By Frank Mulekwa
I have read the criticisms against the Protection of Sovereignty Bill, and honestly, most of them are either dishonest or deeply confused.
For a long time, we have been pretending not to see what is happening. Foreign interests have been quietly influencing our politics, funding groups, shaping narratives, and even destabilising systems, all in the name of “support” and “democracy,” and I do not agree with that at all.
I believe Uganda must remain for Ugandans. If you are operating here, receiving foreign money, or pushing agendas backed from outside, the state has every right to know, regulate, and control it. That is not oppression; that is sovereignty.
On constitutionality
They say the bill violates Article 1 of the Constitution, but that is nonsense. Article 1 says all power belongs to the people. The people elected Parliament, and Parliament is debating this bill. Isn’t that how democracy works?
The Constitution also protects national sovereignty and security, and it allows the state to regulate in the interest of public order. Many of those shouting “unconstitutional” are simply uncomfortable because they will now have to declare their funding. They prefer operating without oversight. That is not a constitutional argument; it is fear of transparency.
The Constitution does not say a Ugandan has a right to receive unlimited foreign funding to influence our politics.
On the economy
The Uganda Bankers’ Association says this bill will scare away foreign investment. Laughable. Foreign investors come because of infrastructure, security, and market access, not because NGOs are receiving millions from Washington.
What scares investors is instability, and what creates instability is foreign-funded activists who think they can dictate our laws from hotel rooms in Kampala. If an investor leaves because we decided to regulate foreign influence, that investor was never serious about Uganda. Good riddance.
On the diaspora
They say Ugandans abroad will be treated as foreigners, but that is a lie designed to scare people. The bill targets foreign funding meant to influence our internal affairs, not a mother in London sending school fees to Jinja.
Being regulated because you deal with foreign funding does not make you a foreigner; it means you are operating in a sensitive space that requires accountability. Even other countries have stricter rules for such activities, and that does not cancel your citizenship. So why should Uganda be different?
If a Ugandan abroad is bankrolling a pressure group to destabilise the government, why should that be protected? You cannot wrap yourself in the flag while funding chaos. That is not patriotism; it is sabotage dressed in diaspora clothes.
On NGOs and civil society
This is where I have the least patience. Many NGOs have done good work, and I will not deny that, but a good number have behaved like parallel governments. They take foreign money, set their own agendas, and then cry persecution when asked to be accountable.
The bill does not ban NGOs; it says if you take foreign money, you must declare it. What is wrong with transparency? That is what they claim to love, so why are they afraid? Because some of them know they cannot defend what they have been doing with that money.
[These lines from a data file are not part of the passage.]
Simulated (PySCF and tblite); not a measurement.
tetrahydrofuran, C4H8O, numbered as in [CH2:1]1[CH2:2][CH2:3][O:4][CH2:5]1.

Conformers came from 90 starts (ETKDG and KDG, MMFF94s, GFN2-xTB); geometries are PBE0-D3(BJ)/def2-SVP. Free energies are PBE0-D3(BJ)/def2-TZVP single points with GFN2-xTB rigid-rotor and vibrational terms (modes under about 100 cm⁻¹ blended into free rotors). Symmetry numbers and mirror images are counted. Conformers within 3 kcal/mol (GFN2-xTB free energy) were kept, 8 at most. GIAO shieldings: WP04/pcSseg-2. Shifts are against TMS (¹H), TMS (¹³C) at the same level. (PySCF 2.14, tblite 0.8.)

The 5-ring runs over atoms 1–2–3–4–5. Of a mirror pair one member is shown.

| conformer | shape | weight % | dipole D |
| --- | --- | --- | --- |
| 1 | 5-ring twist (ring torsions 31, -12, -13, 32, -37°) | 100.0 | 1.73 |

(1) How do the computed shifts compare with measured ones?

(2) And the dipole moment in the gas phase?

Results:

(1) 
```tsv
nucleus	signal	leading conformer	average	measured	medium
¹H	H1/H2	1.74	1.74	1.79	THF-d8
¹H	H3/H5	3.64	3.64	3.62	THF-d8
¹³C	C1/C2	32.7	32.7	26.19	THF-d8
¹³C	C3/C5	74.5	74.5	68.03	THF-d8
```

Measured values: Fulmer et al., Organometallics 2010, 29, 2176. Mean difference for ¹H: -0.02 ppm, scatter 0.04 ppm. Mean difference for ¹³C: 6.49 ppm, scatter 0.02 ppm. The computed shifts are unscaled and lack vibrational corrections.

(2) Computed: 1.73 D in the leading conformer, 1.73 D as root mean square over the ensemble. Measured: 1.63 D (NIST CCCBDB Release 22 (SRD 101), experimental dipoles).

If you are genuinely doing clean work, you have nothing to fear. The only people uncomfortable are those operating in the shadows.
A word to my fellow citizens
You citizens should wholly support this bill. Opposition politicians receive billions in foreign money, then use you to do all the donkey work—protesting, rioting, and clashing with police. They get filthy rich while you either rot in prison, suffer permanent injuries, or even fatalities.
Let the taps of foreign money be regulated, and we will see if they can sustain their opposition noise genuinely. Do not be their tool anymore. He who pays the piper orders the tune.
On sovereignty and anti-Interference
Here is my strongest argument. Uganda is not a colony. We have our own flag, army, Parliament, and President, but what is the point if foreign powers can still dictate our politics through cheque books?
Sovereignty is not just about borders; it is about who decides what happens inside them. Since when did sovereignty become negotiable? Every serious country protects its national interests, so why should Uganda be the exception?
I do not buy the argument that this bill will kill freedom because freedom without control can easily be abused. What we are seeing today is not pure freedom; it is influence, manipulation, and outright interference disguised as activism.
This bill draws a clear line: if you want to operate in Uganda, you do so on Uganda’s terms, not on foreign instructions.
For too long, some Ugandans have acted like foreign agents while pretending to be civil society. This bill says enough is enough. If you want to influence Uganda, do it openly, do it through Ugandan resources, or do not do it at all.
Final word to the critics
You can call this bill oppressive, run to your funders, write your statements, and threaten that donors will withdraw. But we have heard all of it before, and we are still here. Uganda will not be blackmailed into remaining a soft target for foreign manipulation.
Some people take long to understand things, but they later understand them. Every bill tabled in Parliament is protested by the opposition. Even the Constitution itself, when it was promulgated, the opposition protested and refused to append their signatures, but today it is what they quote and pretend to protect.
Hon MPs, please pass the bill, amend it where necessary, but do not kill it because what it protects is not a government. It protects us, all of us, even those who do not yet understand that.